Impairment of Assets
At December 31, 2011 the Company recognized $4,862 on the impairment of its timber properties held in discontinued operations.  At December 31, 2010, the Company recognized $13,080 of loss due to impairment of assets held in continuing operations, and $126,876 of loss on assets held for sale from impairment, which is included in a net gain or loss from discontinued operations.  Assets impaired at December 31, 2010 include mining equipment, milling equipment, and vehicles that the Company deemed to have no purpose in operations.  At December 31, 2009, the Company recognized $42,042 of loss due to impairment of assets held in continuing operations, and $82,547 of loss on assets held for sale from impairment, which is included in net loss from discontinued operations.
 
Fair Value of Financial Instruments
The carrying amounts of certain of the Company's financial instruments including cash and cash equivalents, short-term investments, accounts receivable, line of credit, accounts payable, accrued liabilities and notes payable approximate fair value due to their short maturities.
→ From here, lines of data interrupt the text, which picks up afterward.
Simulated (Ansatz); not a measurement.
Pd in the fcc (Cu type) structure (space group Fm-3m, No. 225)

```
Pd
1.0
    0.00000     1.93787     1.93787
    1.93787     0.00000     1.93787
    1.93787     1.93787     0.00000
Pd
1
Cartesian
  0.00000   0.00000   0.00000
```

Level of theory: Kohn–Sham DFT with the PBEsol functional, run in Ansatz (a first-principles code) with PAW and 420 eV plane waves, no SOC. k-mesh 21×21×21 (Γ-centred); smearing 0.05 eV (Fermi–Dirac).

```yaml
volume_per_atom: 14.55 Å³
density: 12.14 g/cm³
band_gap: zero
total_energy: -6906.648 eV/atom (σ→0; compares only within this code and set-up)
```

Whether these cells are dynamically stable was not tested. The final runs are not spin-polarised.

Mining Exploration and Development Costs
Land and mining property acquisitions are carried at cost.  The Company expenses prospecting and mining exploration costs.  At the point when a property is determined to have proven and probable reserves, subsequent development costs are capitalized.  Capitalized development costs will include acquisition costs and property development costs.  When these properties are developed and operations commence, capitalized costs will be charged to operations using the units-of-production method over proven and probable reserves.  Upon abandonment or sale of a mineral property, all capitalized costs relating to the specific property are written off in the period abandoned or sold and a gain or loss is recognized.  At December 31, 2011, 2010 and 2009, all costs associated with the Company's mine have been expensed.

Non-Controlling Interest
The Company owned 53% of the outstanding stock of Park Copper and Gold Mining Company Limited (“Park Copper”), an Idaho corporation that holds several patented and unpatented mining claims near or adjacent to the Company's property in North Idaho.  The financial information related to Park Copper was consolidated into the Company's financial statements in 2010, which included an accounting for non-controlling interest.  At December 31, 2011 the investment in Park Copper was fully impaired.
 
Property and Equipment
Property and equipment are carried at cost.  Depreciation and amortization is computed on the straight-line method over the estimated useful lives of the assets as follows:

 
Estimated
 
Useful Life
Building
30 years
Mining equipment
2 – 7 years
Office and shop furniture and equipment
3 – 7 years
Vehicles
5 years

Depreciation expense for the years ended December 31, 2011, 2010 and 2009 totaled $248,605, $162,859 and $123,733, respectively.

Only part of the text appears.